Financial planning is focused heavily on establishing and working towards very big long-term goals, from saving for a child’s education to accumulating the assets to fund a multi-decade retirement.
Yet the fundamental problem of “big” goals – financial planning or otherwise – is that they can seem so big and overwhelming that it’s actually demotivating. In the extreme, the goal may feel so distant and unachievable that it simply leads the person to give up on pursuing the goal at all!
Accordingly, the reality is that to really make long-term financial planning goals achievable, the key is to break them down into smaller pieces first. As the saying goes, the way to eat an elephant is one bite at a time. And the research of behavior change and motivation is increasingly finding that the “small wins” of successfully achieving small goals may actually be the key to helping us rewire our brains to stick with the new behavior in the long-run!
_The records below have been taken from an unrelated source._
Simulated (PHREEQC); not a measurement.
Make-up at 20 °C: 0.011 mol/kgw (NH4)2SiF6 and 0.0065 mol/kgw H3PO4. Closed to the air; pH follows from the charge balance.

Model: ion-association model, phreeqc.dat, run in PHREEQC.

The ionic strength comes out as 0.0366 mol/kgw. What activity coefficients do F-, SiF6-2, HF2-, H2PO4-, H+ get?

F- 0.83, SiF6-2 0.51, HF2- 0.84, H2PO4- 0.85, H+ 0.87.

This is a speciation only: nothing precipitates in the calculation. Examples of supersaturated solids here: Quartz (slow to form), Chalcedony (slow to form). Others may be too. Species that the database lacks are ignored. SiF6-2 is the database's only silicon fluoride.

Unfortunately, though, financial planning education provides little in the way of training on how to break down big goals into small ones, and most financial planning software does a poor job of helping clients to track short-term goals!
Nonetheless, in the world where the actual implementation of goals – i.e., into saving and investment accounts – is becoming increasingly commoditized, arguably it will be the process of helping clients break down big financial planning goals into smaller SMART goals that are Specific, Measurable, Achievable, Relevant, and Time-bound, and then providing them the tools to track progress and serving as an accountability partner to ensure follow-through, that may be the greatest financial planning value-add of all!